There have been two occasions in my life where the illusion of people not being attracted to me shattered, the last one being just a few months ago. (There have been times I have noticed that people are interested in me.)

The first time I was blind was with a friend who, for various reasons, I thought would be a bad idea to fall in love. Even when she kissed me on the neck a couple of times while out partying, I didn’t know she was interested in me; I attributed the kissing to alcohol. She had to spell out through text that she liked me. And even then, it was hard to grasp and believe what she was saying. I must be the most hard-flirted person alive 😅

The second story is with a friend I got to know almost three years ago through Tinder. She was (and is) an awesome person in so many ways. It didn’t take long before I had developed feelings for her, even though we had never met. She, however, wasn’t interested in me in that way, but we kept touch and became quite good friends throughout the years. This summer (about three months ago), we decided to meet for the first time since we’ve been friends for so long. We also live 30 minutes from each other, so there’s no real reason not to meet.

I had a good time talking with her, and it was nice seeing her for the first time, but it wasn’t anything special. Well, in one sense it was special, but that’s to come later. While biking back to my apartment, I got an incredibly heartwarming compliment. I even had to stop biking to soak it in. Later that same evening, she wrote to me that she had felt a connection with me, a connection that was similar to what she felt when meeting her boyfriend for the first time. I was stunned by that comment and at the same time baffled “this certainly looks like she’s interested in me, is she really?”.

Noticing the signs

Afterward, I could see the signs. But how come I was so blind at the moment? One obvious pattern was that I had dismissed any relationship with these two. It was so far out from my current belief, and while that has some truth to it, it’s not the entire picture. And in general, I’m quite quick to dismiss any relationship with a lot of people who might develop feelings for me later. I’m not entirely sure why I do this, it’s merely something I do (for now).

It’s quite easy to tell the signs from the first friend, but there were signs from the second one as well. During the later half, when we sat in the coffee shop, we listened to a music piece together through hear in-ear headphones. To be able to listen simultaneously, we had to lean in quite close to each other, and during that time, I could sense something. I’m generally a person who has no trouble looking in people’s eyes, but I still remember the feeling; how I vulnerable I felt during that time, and there were a spark and a tingling sensation between us that I didn’t want to acknowledge, so I relaxed, closed my eyes, and listened to the song. After all, that wouldn’t be such a weird response.
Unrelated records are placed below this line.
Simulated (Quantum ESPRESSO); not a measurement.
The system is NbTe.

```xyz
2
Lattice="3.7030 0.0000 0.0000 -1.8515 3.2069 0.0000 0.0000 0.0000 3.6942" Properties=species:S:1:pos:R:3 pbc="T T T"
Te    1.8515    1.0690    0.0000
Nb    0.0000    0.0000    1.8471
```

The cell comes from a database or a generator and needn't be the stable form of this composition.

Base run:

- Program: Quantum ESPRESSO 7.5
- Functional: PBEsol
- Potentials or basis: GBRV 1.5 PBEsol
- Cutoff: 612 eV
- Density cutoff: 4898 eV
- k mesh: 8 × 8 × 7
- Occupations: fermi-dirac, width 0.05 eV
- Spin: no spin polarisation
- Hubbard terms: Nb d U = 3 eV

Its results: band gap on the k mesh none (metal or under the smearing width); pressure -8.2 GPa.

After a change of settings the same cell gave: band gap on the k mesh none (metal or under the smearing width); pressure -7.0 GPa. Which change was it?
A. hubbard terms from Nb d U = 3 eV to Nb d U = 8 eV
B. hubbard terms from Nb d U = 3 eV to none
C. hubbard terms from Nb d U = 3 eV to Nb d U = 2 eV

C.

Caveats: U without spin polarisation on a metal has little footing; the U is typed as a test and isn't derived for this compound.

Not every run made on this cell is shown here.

The next sign was that she was very eager to continue speaking with me when I got back home. And we talked for quite a while before she told me how she had felt earlier that day.

Even though I can see that I did notice the signs at the moment, I was still blind to them. Not just blind, I was actively trying to ignore them. How come that was the case, and have I been like that with others as well?

Being afraid of love and rejection

It took some time and introspection before I noticed that I wasn’t blind. I had always seen the signs; I just decided to ignore them (subconsciously). Every time I saw the signs, I felt afraid and fled from the emotions by putting on a facade.

What was it that I was afraid of? My first thought was, I am scared of rejection. While that’s true, it’s not the entire picture (it never is). Why am I afraid of rejection? I could see a pattern from when I was 6-12 years old and being rejected by girls all the time, usually with the looks like “who would like to go out with you.” I am afraid of getting that look again, but that’s not the entire truth either. In this particular case, it had more to do with being replaced than rejected. If someone were interested in me in childhood, they would change their minds days or weeks later, i.e., being replaced. Or that’s the story I’ve told myself; it could just be a planted memory from one instance and not many. Fun fact, almost all my jealousy stems from the thought of being replaced.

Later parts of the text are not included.